Hi everyone, I am hoping you can advise me on how to further troubleshoot this issue.
I’m running Asterisk 11 (FreePBX distribution) on a system with a TDM410E analogue card with two analogue trunks installed.
Every now and then, one of the trunks becomes permanently busy and the users can’t dial out. I’ve managed to reproduce the issue and it seems that the trunk is getting stuck in a ‘pre-ring’ state. I suspect the caller-id detection is getting confused somehow. I’m in the UK so CLI is presented after a line reversal but before the first ring, so this seems to correspond to the ‘pre-ring’ state. The problem appears to happen just after an incoming call is hung up, so the line reversal may be happening on call clear-down. The condition can be cleared by making another incoming call on the trunk. That seems to clear the condition, but sometimes it takes two attempts.
Can anyone suggest what might be going on here? Are there any settings I can tweak to mitigate the issue? Is there a way to get detailed logging of the caller-id detection and/or trunk state?
What version of DAHDI are you using? While a quick read of your problem doesn’t reconcile with my understanding of the problem, I wonder if you’re hitting a problem on the 2.6.x releases that is fixed in 2.7.0 with channels potentially getting stuck in red alarm.
This is causing us a few problems as the channel remains in this state until another in-bound call comes in on that channel. This also means that the CDR reports show the last call to be very long.
To submit a bug report, you will need much more evidence, in particular debug level traces from from chan_dahdi.c and possibly also from the kernel device driver.
You will also need to identify the hardware used and the network operator and the service they are providing, and preferably you will need to provide links to documentation from that network operator describing how the events in question are signalled (BT provide a BTR giving this information for their network, but note that it actually indicates that zero or more of several methods may be used).
Lines intended for business use are more likely to provide usable disconnect supervision than ones for domestic use, and ones in remote areas least likely.
Ultimately, though, any business requiring reliable supervision, where a human doesn’t clear the call, is likely to need an ISDN connection, these days.
Finally you need a rationale as to why the documentation for Asterisk indicates that things should work in the particular case, otherwise you have a feature request, and not a bug. Feature requests should go to the developer mailing list.
Once you have all the required evidence, you need to create a login at issues.asterisk.org/jira/ and submit a formal bug report, there.
In my case the 3 lines I’m talking about are business lines and I have not seen this issue before on earlier versions of Asterisk / DAHDI - We ran a much earlier version of Asterisk for 3 years and didn’t have this problem, but you are right in saying more information is need - I just don’t really know how to produce the logs that might help, the normal asterisk logs don’t seem to show anything in relation to this problem. Are debug logs available for DAHDI ?
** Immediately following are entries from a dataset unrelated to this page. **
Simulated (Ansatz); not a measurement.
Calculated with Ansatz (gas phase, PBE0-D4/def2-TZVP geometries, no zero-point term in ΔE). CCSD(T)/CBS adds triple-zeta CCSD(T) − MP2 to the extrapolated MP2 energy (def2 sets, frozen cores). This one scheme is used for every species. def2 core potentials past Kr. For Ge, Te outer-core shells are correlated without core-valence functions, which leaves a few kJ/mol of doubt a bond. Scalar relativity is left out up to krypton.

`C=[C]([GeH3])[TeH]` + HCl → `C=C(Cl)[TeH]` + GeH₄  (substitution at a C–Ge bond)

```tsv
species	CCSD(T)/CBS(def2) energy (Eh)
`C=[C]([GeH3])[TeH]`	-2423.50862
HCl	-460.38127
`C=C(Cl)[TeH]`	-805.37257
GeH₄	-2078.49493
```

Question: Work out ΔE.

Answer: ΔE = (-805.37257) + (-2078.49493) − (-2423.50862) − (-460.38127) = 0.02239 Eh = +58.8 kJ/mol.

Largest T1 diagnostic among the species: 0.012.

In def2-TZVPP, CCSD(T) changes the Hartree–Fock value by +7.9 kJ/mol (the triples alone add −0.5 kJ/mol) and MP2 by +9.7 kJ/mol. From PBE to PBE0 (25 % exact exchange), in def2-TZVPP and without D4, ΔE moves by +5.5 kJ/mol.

Out of interest, I don’t think this issue is seen if you use the default DAHDI settings, but by doing so you will not get CLID detected on BT lines.
My non-default settings include:
cidsignalling=v23
cidstart=polarity
and
battthresh=4
I’m sure someone out there will have a much clearer understanding than me of the correct settings required in the UK for these newer versions of DAHDI and also the impact on DAHDI of using the above settings may have.
Trying to clear down a line when it’s in the ‘Pre-rin’ state by doing a ‘channel request hangup DAHDI/x-1’ has no effect, although it appears to try to do it - the channel just remains as it was. Removing the telephone line cable does clear the line.
Any ideas would be appreciated - otherwise I may have to revert back to my rather old system.
Regarding ISDN - I totally agree that the majority of businesses use them, but its also true that many smaller ones still have offices with multiple analogue lines.
Following a hardware failure I recently had to upgrade an Asterisk 1.4 Zaptel based system to a newer version (1.8.23.1 / DAHDI 2.7.0.1) and this also happens.
The analogue lines are business circuits in a rural village in the UK, connected to a British Telecom/Telent System X exchange.
some lines polarity reversal on answer/clearing and the disconnect clear signal (CPC/kewlstart), others provide disconnect clear only then NU tone - these settings can be changed but not all providers are aware of this - nor is it an easy or quick process doing this (the CP pass it to Openreach who have a two day turnaround!) in any case the technical specifications state that all Terminal Equipment (such as PABX’s) should be configurable to handle all of these.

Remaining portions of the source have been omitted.